The end of week #3 for me here in the Gulf, and the end of the story for a lot of the CNN folks. Half a dozen of the long-timers are on their way home tomorrow morning, and things will be changing here because of it. My new-found friends of the past ten days are leaving, and a few newcomers have arrived to fill a gap or two. With my shooter Jane among the ones leaving, it means that my assignment is now up in the air. I'll be strictly editing for the next day or two and then Mike Haan will trade places and I'll be in the field with a different cameraman.
So for our farewell performance, Jane and I teamed up with Dick Blystone for a return to Iraq and Checkpoint Charlie.1 It was a reprise of our visit on Thursday, and we were warmly greeted by the American soldiers we had met on the last trip. We went in hope that the long-awaited Kuwaiti hostages would finally be released, but this did not materialize. Instead, we saw the usual assortment of would-be deserters and defectors trying to get out of Iraq. It became rather pathetic, listening to their pleas--some in attempted English, the rest in Arabic but perfectly understandable just the same--to take them to America, send them to prison, put them anywhere as long as they don't have to stay behind and be killed. But the answer was always the same: go back to Iraq. It was like watching someone try to shoo away some poor stray dog. So they would slink off into the no man's land between the American and Iraqi guards, to hide out and wait for darkness, when they would try for better luck going one way or the other.
I was also struck by another sad realization--I had begun looking on these men with covetous eyes, checking them mentally for possible trophies and souvenirs: a relatively new beret with eagle pin, an interesting patch or insignia, any bit of military paraphernalia they might be willing to trade for a pack of cigarettes or a few granola bars. I never got a chance to make any offers, since they were carefully guarded until they were sent away. But I embarrassed myself that I would even want to take anything from these poor, miserable men who clearly had nothing else left to give anyone.

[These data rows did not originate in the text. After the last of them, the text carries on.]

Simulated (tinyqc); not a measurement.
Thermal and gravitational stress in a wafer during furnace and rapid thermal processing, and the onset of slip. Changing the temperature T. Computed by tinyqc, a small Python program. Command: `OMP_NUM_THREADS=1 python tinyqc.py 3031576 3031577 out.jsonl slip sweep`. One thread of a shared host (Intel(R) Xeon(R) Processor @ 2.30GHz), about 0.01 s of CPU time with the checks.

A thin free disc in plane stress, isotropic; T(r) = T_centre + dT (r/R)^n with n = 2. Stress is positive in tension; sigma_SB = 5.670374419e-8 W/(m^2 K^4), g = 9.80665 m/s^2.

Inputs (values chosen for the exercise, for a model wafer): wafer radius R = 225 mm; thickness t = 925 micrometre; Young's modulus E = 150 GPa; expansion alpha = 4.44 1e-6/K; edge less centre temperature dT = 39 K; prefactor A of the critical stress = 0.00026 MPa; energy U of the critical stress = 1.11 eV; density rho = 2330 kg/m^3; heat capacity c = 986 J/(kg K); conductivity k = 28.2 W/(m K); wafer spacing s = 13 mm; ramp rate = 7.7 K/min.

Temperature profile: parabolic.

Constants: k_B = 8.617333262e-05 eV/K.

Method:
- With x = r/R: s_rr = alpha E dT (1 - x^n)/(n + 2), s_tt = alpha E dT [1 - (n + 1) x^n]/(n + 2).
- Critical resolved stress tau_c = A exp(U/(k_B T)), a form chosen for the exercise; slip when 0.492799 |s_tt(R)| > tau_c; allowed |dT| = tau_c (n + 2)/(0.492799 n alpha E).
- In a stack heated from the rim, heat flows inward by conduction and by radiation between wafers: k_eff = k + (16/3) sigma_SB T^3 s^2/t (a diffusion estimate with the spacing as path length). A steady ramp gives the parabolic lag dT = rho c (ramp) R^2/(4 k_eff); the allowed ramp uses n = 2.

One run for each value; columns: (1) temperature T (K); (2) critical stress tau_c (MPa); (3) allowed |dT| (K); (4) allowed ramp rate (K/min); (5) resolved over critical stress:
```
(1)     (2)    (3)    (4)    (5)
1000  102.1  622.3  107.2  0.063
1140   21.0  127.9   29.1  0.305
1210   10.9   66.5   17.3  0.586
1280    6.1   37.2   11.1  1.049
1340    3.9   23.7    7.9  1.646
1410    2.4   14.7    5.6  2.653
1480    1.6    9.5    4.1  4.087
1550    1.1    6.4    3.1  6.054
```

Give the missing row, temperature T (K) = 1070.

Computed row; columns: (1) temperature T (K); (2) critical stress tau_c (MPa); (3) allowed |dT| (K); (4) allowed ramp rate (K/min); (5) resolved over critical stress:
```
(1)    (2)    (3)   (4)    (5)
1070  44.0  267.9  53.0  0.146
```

On the way home we slowed to pass through the crowd of beggars in Safwan, and Fawzi gave them our leftover pita bread. I atoned with a pack of Kools, handed to an old man who didn't appear to like menthols. I wondered about all these desperate people and how they would survive. Beggary is just one step away from thievery, and thence to banditry. The means for armed activity is already scattered across that desert; the only deterrent right now is a better-armed American occupation force. The soldiers told us of their fear that they may soon be fighting again in Iraq; I fear it won't be against the Iraqi army.
|At the end of the war there was a rush among westerners to seek out Iraqi 25-dinar notes.
We were so sure that Saddam's days were numbered, and his picture on Iraqi currency would soon become a collector's item. When I asked Fawzi to find me one, he snorted in contempt. Then he came through. Still, he insisted on autographing the bill for me. Back then I was disappointed, but now I'm glad he did it.
1Editor's note, 2011: The checkpoint on the Iraqi border was manned by Charlie Company. It seems every battalion has to have a Charlie Company, and every disputed barricade has to have a Checkpoint Charlie.